If you’ve ever pissed off a criminal, annoyed a foreign government, put yourself in a dangerous situation (like undercover), or are in a position to be pressured or threatened, you are screwed. And yes, that does include me.

Oh.. and the kicker. OPM says this happened in December 2014.

UPDATE: On June 17th, I wrote a follow on blog post to this called “OPM Background Check Hack – A Different Angle” that you should read too.

21 thoughts on “Why this security breach is worse than all the others combined

  1. Further to the point, the Obama administration lost control of this information. It lost control by failure to secure and encrypt the information, the kind of error that would get a private sector company sued for negligence. There is no longer any credible way to distinguish your legitimate identity from a fraud, except by physical personal recognizance. The IRS can never again trust an income tax return. The Social Security (and related entitlement programs) can never know who they are paying. The banking system can never know whether it’s dealing with legitimate funds-transfer requests. The damage is wide-spread, long-term and incalculable.

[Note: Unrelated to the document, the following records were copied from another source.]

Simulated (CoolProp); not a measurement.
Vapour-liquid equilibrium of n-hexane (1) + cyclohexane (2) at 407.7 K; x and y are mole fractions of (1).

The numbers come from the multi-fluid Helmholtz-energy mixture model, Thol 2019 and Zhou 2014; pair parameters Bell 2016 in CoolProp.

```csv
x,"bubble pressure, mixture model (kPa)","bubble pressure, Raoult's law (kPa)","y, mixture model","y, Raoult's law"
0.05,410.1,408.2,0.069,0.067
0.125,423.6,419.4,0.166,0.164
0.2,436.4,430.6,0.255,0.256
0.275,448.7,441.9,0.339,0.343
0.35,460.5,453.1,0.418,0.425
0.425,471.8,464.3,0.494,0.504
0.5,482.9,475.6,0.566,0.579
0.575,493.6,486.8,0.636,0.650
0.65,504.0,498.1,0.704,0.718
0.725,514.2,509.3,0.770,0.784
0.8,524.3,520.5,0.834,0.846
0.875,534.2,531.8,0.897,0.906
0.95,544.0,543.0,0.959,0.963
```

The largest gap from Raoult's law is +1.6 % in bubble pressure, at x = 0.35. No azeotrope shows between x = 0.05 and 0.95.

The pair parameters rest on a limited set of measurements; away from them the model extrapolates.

    1. Let’s not politicize this, Ray. The security was no better in any previous administration; it was never top-drawer, heck it never rose to the level of adequate. For every person working within whatever guidelines/rules/procedures are put in place there are three who are sure it’s perfectly OK to go around them, “just this once.”

      So no one, Republican or Democrat, ever “lost control” of the information. The sad truth is no one, Republican or Democrat, ever *had* control of it in the first place.

      And so long as agencies like the FBI are allowed to rear up on their hind legs and demand methods to easily decrypt any data (as if there was a magic decryption key that could only be used by those whose motives were pure) no one ever will have control of it. Anything the Good Guys can do, the Bad Guys can do, too. Only minus the judicial review. Why is that so difficult for these people to understand?

      Solid data encryption is where it starts. No back doors, no side doors, no magic windows. And when we don’t have it, we’ll get things like this.

      Don’t know if I’m in that database. I’m ex-military, not civilian, and it’s been so long ago I don’t remember the form name. I do, however, remember I had to fill it out three times; the first two copies mysteriously disappeared. So this data theft business is probably not as recent a phenomenon as we’d like to think.

      1. This Administration has positioned themselves as the “most tech savvy” and forward thinking ever. Remember, Obama has a Blackberry!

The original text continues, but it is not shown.